By Laura Entis
September 23, 2017

Whisky Advocate, a magazine that covers the industry, keeps a value-based index of 100 rare, collectible whiskies through the world’s commercial auction houses, a tally the magazine has kept since 2010. For the past four quarters, the index’s growth rate has ranged from 5.9% to 6.8%, says Jonny McCormick, a long-time whisky writer for the publication.

Unlike Scotch and Japanese whisky, American whiskey has only recently established itself as a collector’s item. As such, it’s not uncommon for the price of a rare bottle of bourbon or rye to surge by a factor of 10 in just a few years. (To name one example: Pappy van Winkle 23 years old has increased in value by 972.5% since 2010) .

Picking the right bottle is easier said then done, however. For anyone looking to get started, here are a few of McCormick’s basic tips.

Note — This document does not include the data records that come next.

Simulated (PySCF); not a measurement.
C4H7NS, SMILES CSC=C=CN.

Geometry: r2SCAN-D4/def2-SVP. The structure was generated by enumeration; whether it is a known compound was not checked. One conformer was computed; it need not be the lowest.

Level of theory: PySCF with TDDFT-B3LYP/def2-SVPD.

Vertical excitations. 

Visit your local whiskey store.

Producers of Scotch and Japanese whisky generally price their products to align with global demand. Because most American whiskies are far younger (not to mention less expensive and established), distilleries that jack up the price too quickly risk dampening momentum, says McCormick. Many, including famed producer Van Winkle, are intent on achieving long-term, sustained growth as opposed to short-term gains. (Translation: prices often don’t align with demand.)

While some stores jack up retail prices, others don’t—which means it’s possible to buy a bottle for far less than it commands on the secondary market. Stores often hold lotteries or limit sales to long-time customers to discourage scalping. Regardless, for new buyers looking to score a bargain, making friends with your local whiskey dealer isn’t a bad place to start. (Although forewarned: flipping isn’t looked at too kindly.)

Seek out rare and unusual blends.

Whiskey blends that are available year-round aren’t going to see huge jumps in value. Steep price increases are reserved for limited-edition batches. In general, it’s a good strategy to focus on unusual offerings from bigger, well-respected distilleries, says McCormick. Unlike wine, the spirit’s price depends less on its vintage (age does matter, but remember: a whiskey’s aging process stops once it’s bottled), and more on its rarity along with the reputation of the distillery that produced it.

The real and difficult art lies in spotting the next big trend before it’s, well, the next big trend. That said, here are the factors to consider when predicting whether a batch’s value will rise significantly in future: age, reputation of the the distillery (as well as its cult-status among whisky fans), packaging, hype, and review scores. “When all of these things go green in your mind, this is a potential collectible for the future,” says McCormick.

Take a closer look at what’s happening in Ireland.

McCormick’s personal bet is that Irish whisky, which continues to shuffle along under-the-radar, outshined by its Scottish, Japanese, and now American, counterparts. Thanks to a resurgence in Irish distilleries, such as Teeling Whisky in Dublin, however, McCormick predicts its breakout moment is coming. If he’s right, this would be a good time to get in on the ground floor: “The Irish market is going to be really big over the next decade.”